I’d argue that if you want to eat pork sustainably, you should also eat lard, or pig fat. Over the years, though, that argument has been a tough sell.

In “The Jungle,” Upton Sinclair painted a picture of Chicago slaughterhouse workers falling undetected into vats of rendering lard. Then Crisco marketed its downy white lab fat at the expense of real lard, and health concerns over saturated fats made would-be lard eaters anxious. If that’s not enough, disgust-invoking insults involving the word “lard” are plentiful.

Still for me, the basic tenet holds: The fat from a pig is part and parcel of the animal and, therefore, should not be wasted.

That’s why I was especially pleased to discover Friday Pie Club owners Meghan Fennell and Charles Fischman, who make sweet and savory pies with all-lard crusts to order from a kitchen space they lease in Yarmouth. On Mondays, they announce that week’s flavors, which are inspired by ingredients they source from area farmers markets. Depending on where customers live, the baked pies – whole pies or turnovers – can be delivered to their door or picked up at farmers markets.

Fennell and Fischman buy local (and organic, whenever possible) leaf fat – the highest grade of pork fat – directly from farmers and meat processors, including Farmers’ Gate Market in Wales, L&P Bisson and Sons Meat Market in Topsham and Weston’s Meat Market in Gardiner. Fischman renders the lard himself, a four-hour process during which the chopped fat slowly melts.

He says it has a general umami flavor rather than tasting specifically of pork, adding that its taste can vary subtly depending on what the pigs ate. Many pie bakers – Fischman and Fennell included – say lard makes the flakiest and tastiest pie dough. “It’s the kind of fat that New England pies used to be made from,” Fennell said.

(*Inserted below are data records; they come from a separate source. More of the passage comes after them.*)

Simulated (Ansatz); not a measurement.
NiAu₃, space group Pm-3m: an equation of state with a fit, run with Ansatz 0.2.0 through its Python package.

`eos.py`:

For next week’s pie list, write to [email protected]


Friday Pie Club owners Meghan Fennell and Charles Fischman got the idea for these turnovers while walking through the late summer farmers markets chock-full of eggplant and tomatoes, two of the main ingredients in pastitsio, a layered Greek casserole. They declined to give their pie crust recipe, since they rely on it for their business. Use your own pie crust recipe, preferably one with lard.

Makes 6 to 8 turnovers.

1 recipe (two-crust) pie dough

1 teaspoon olive oil


½ cup chopped onion

½ pound ground beef or lamb

1 cup chopped heirloom tomato

Salt and pepper to taste

⅛ teaspoon ground cinnamon

1 small eggplant, diced (about 1½ cups)


2 tablespoons butter

1½ tablespoons all-purpose flour

1 cup hot milk

½ cup shredded Parmesan cheese

Roll out dough on a lightly floured counter to ⅛-inch thickness. Cut into six to eight 5-inch circles. Set aside.

Heat the oil in a large skillet over medium high. When it shimmers, add the onions and sauté until soft, about 5 minutes. Add the ground meat and cook until browned, about 5 minutes. Add the tomatoes. Cook the mixture until the tomatoes have rendered their juices and the liquid has evaporated. Add salt, pepper and cinnamon. Stir in the eggplant, reduce heat to low and cook until the eggplant is soft, 5-8 minutes. Set aside.


To make a roux, melt butter in a medium saucepan over low heat. When butter foams, whisk in flour. Cook for 1 minute (it will form a paste). Whisk in the milk and stir constantly until sauce thickens, 3-5 minutes. Slowly add the cheese while whisking, until sauce is smooth. Season with salt and pepper.

Gently combine the cheese sauce and the eggplant filling. Cool.

Preheat the oven to 350 degrees F.

Spoon ¼ cup of cooled filling into the center of each dough circle. Fold the dough over on itself to form half circles. Use a fork to seal and crimp edges. Bake until the turnovers are golden brown, 18-20 minutes.